Delicious Library restricted to looking up items on Amazon US and Amazon Canada only.

Hello friends,

Today I have unfortunate news: the Amazon sites in Germany, Italy, France, Japan, Spain, and The United Kingdom have all decided to terminate their relationship with Delicious Monster this week. This means Delicious Library can no longer look up or recommend items in those stores.

Amazon sites in the United States and Canada continue to work for all users of Delicious Library 3 worldwide (but obviously are largely only in English and carry mostly items for sale in North America).

I received a variant of this notice from five of the affected Amazon sites at 11:54AM on October 25, 2017:

Amazon Associates
Your Amazon.co.uk Associates Account - deliciousmons-21
To: William Jon Shipley

Hello from the Associates Program,

We are writing to tell you that effective as of today’s date, Amazon is terminating your Associates account. Under the terms of the Operating Agreement, we may terminate your account at any time, with or without cause. This decision is final and not subject to appeal.

It is important that you immediately remove all Amazon Content from your Site(s). Please be aware that any other accounts you have, or may open in the future, may be closed without payment of any fees. Amazon reserves all other rights and claims.

Because you are not in compliance with the Operating Agreement, Amazon will not pay you any outstanding advertising fees related to your account. Amazon exercises its right under the Operating Agreement to withhold fees based on violations, which include the following:

-You are using Content or Special Links, or otherwise linking to the Amazon Site, on or in connection with a browser plug-in, toolbar, extension, or other client-side software.

Thank you for your participation in the Amazon Associates Program.

Warmest Regards,

Amazon.co.uk http://www.amazon.co.uk/associates


Since 2004, Delicious Library has used Amazon’s Product Advertising API to look up the titles and authors and cover images of items that users scan in. Over the years Amazon has changed how they want their Product Advertising API used, as is their right as the owners and maintainers of this database. Delicious Monster has tried to make sure our relationship with Amazon has stayed beneficial to them, by providing back-links inside the app to Amazon (and only to Amazon) for recommended items and items on our users’ wishlists. We do refer quite a bit of business to Amazon; that isn’t the issue as far as I know.
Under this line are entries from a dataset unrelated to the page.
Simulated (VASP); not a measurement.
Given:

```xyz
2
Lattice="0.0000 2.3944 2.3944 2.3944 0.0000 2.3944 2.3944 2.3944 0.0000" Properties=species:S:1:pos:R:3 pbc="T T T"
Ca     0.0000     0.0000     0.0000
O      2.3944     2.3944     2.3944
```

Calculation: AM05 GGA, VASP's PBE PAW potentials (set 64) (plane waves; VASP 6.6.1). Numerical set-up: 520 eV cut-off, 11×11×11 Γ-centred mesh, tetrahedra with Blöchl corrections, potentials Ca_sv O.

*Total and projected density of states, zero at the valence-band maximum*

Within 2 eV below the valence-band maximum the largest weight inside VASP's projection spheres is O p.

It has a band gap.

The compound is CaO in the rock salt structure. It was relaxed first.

The stated reason (above) that non-North-American Amazons dropped us appears to be that we’re linking to Amazon from a program instead of from a website, which isn’t something we can change — Delicious Library is definitely a program! (I believe North America hasn’t dropped us because they understand our business model better, and because we have managed to turn off our advertising fees in the U.S. We'd love to turn them off in other countries, if we knew how, and were accepted back.)

Again, this is their right — it’s their database, they can set any rules they want, and change them if they want.

I urge customers to not write to Amazon about this: the last time I had issues with Amazon’s Product Advertising API I got e-mails from Amazon saying they did not appreciate having Delicious Library’s users writing them mean notes, and it wasn’t helping my case — I am absolutely not issuing a call to arms against Amazon. Yes, I think it’d be great if they wanted to work with Delicious Monster but it’s totally their call if it’s not worth it for them!

If, however, anyone at Amazon would like to talk to me, I’m at wjs@mac.com. I’d love to work something out.

I’d like to close by apologizing to my customers worldwide for this loss of functionality in Delicious Library. I have tried everything I can think of but I will continue trying to think of new things.